Motorola's Moto Maker program brings a hint of customization to smartphones by allowing buyers to choose the color of the front, back, and accent pieces on the Moto X handset. With Project Ara, the company aims to make smartphone customization less superficial. According to a post on the official Motorola blog, Ara is a "free, open hardware platform for creating highly modular smartphones." It's designed to "give you the power to decide what your phone does, how it looks, where and what it’s made of, how much it costs, and how long you’ll keep it."
Project Ara is based on a structural frame, or endoskeleton, that serves as the basis for various smartphone modules. Those modules can be just about anything: displays, keyboards, batteries, processors, sensors, and the like. The goal is to allow users to mix and match various modules to create devices that suit their needs. Photography buffs could opt for a better camera, road warriors could prioritize battery capacity, and gamers could snap in a cutting-edge SoC module.
Based on the early design pictures posted on Motorola's site, it looks like multiple endoskeleton sizes are in the works. The larger ones will accommodate more modules, and most of the individual components will presumably be compatible with multiple endoskeleton sizes.
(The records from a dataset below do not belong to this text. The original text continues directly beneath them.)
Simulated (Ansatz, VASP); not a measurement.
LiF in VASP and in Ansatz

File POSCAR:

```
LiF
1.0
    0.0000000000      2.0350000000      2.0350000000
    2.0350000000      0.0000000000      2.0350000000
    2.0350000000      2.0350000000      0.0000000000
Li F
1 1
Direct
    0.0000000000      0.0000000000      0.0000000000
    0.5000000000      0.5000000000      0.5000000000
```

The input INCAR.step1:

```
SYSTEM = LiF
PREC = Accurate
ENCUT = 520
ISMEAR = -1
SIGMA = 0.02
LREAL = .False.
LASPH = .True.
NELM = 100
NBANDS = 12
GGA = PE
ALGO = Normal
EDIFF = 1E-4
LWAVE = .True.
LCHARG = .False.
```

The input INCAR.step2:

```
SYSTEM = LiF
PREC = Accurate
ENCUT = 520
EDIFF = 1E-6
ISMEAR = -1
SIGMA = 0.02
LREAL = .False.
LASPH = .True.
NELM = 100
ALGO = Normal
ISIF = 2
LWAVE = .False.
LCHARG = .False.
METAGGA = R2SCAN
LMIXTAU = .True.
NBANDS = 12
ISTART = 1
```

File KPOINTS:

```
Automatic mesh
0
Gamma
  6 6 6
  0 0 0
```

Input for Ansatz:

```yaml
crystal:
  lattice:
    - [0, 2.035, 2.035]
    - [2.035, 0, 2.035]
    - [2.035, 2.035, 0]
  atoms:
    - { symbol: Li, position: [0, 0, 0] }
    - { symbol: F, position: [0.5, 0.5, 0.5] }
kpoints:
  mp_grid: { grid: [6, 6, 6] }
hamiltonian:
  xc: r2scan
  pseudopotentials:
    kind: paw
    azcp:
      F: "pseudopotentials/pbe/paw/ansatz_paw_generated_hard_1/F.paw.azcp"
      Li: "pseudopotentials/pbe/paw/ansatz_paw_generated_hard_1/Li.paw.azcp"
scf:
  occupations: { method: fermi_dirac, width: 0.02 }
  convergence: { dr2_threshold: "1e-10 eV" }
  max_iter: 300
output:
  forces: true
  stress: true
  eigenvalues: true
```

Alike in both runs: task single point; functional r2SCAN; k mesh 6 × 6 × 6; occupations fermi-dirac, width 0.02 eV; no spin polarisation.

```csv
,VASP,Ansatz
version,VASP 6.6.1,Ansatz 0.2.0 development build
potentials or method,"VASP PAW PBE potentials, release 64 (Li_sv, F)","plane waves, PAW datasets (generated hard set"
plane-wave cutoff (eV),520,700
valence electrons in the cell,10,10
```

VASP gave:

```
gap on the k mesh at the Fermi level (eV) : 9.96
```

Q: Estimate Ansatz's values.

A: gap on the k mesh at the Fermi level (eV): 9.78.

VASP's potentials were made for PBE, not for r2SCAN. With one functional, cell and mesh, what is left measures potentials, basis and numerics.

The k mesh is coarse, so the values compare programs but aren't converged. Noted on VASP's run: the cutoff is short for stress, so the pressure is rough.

Motorola has apparently been working on Project Ara for more than a year. There's no word on when the concept could be come an actual product, but an early version of the module development kit is slated for release this winter. The blog post also says "there will be a lot more coming in the next few months." Part of that will be engagement with the community that has sprouted up around Phonebloks, a similar concept created by Dave Hakkens. Motorola is also seeking volunteers for a research scout program that will help shape Project Ara's development.
As a PC enthusiast accustomed to customizing component configs for desktop systems, I'm often frustrated by the locked-down nature of smartphone hardware. A modular platform sounds intriguing, especially since it allows components to be replaced or upgraded without buying a whole new handset.